Molybdenum's prime alloy is TZM. This alloy contains 99.2% min. to 99.5% max. of Mo, 0.50% Ti and 0.08% Zr with a trace of C for carbide formations. TZM offers twice the strength of pure molybdenum at temperatures over 1300'C. The recrystallization temperature of TZM is approximately 250'C higher than molybdenum and it offers better weldability.
The finer grain structure of TZM and the formation of TiC and ZrC in the grain boundaries of the molybdenum inhibit grain growth and the related failure of the base metal as a result of fractures along the grain boundaries. This also gives it better properties for welding. TZM costs approximately 25% more than pure molybdenum and costs only about 5-10% more to machine. For high strength applications such as rocket nozzles, furnace structural components, and forging dies, it can be well worth the cost differential.
TZM is available in sheet and rod form in basically the same size range as molybdenum with the exception of thin foil. Rebar is experienced in the fabrication of TZM. Refer to the separate TZM sheet.
This is another molybdenum alloy that offers unique properties. It was developed for the zinc industry. This alloy resists the corrosive effects of molten zinc. Mo/30W has also proved effective in rocket nozzles and has the potential of offering enhanced performance in applications where any erosive effects are a factor.
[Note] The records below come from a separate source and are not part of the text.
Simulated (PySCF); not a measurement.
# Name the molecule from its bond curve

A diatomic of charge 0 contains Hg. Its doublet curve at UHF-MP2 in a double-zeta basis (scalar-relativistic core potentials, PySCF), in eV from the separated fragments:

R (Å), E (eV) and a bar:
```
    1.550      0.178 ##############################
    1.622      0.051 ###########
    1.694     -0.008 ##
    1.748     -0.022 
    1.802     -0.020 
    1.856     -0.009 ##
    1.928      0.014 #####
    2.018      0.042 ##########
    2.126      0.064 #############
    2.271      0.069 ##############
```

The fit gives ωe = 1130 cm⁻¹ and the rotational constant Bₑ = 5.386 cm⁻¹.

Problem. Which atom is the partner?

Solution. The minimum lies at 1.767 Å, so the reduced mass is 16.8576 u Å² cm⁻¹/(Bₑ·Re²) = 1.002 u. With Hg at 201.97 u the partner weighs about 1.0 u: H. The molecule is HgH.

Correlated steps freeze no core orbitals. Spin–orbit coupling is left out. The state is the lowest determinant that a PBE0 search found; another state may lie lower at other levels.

This alloy offers the strength of molybdenum with the ductility and weldability of rhenium. It is a costly alloy and it is only available in a very limited size range. It offers significant advantages in thin foil applications for high temperature delicate parts, especially those that must be welded. Note that, although this alloy is nominally 47% rhenium, it is customarily referred to 50/50 molybdenum/rhenium. Other molybdenum/rhenium alloys include molybdenum/rhenium sheet with 47.5% and 41% rhenium. The molybdenum/41% Re alloy does not develop sigma phase. This makes the material even more ductile after exposure to high temperatures.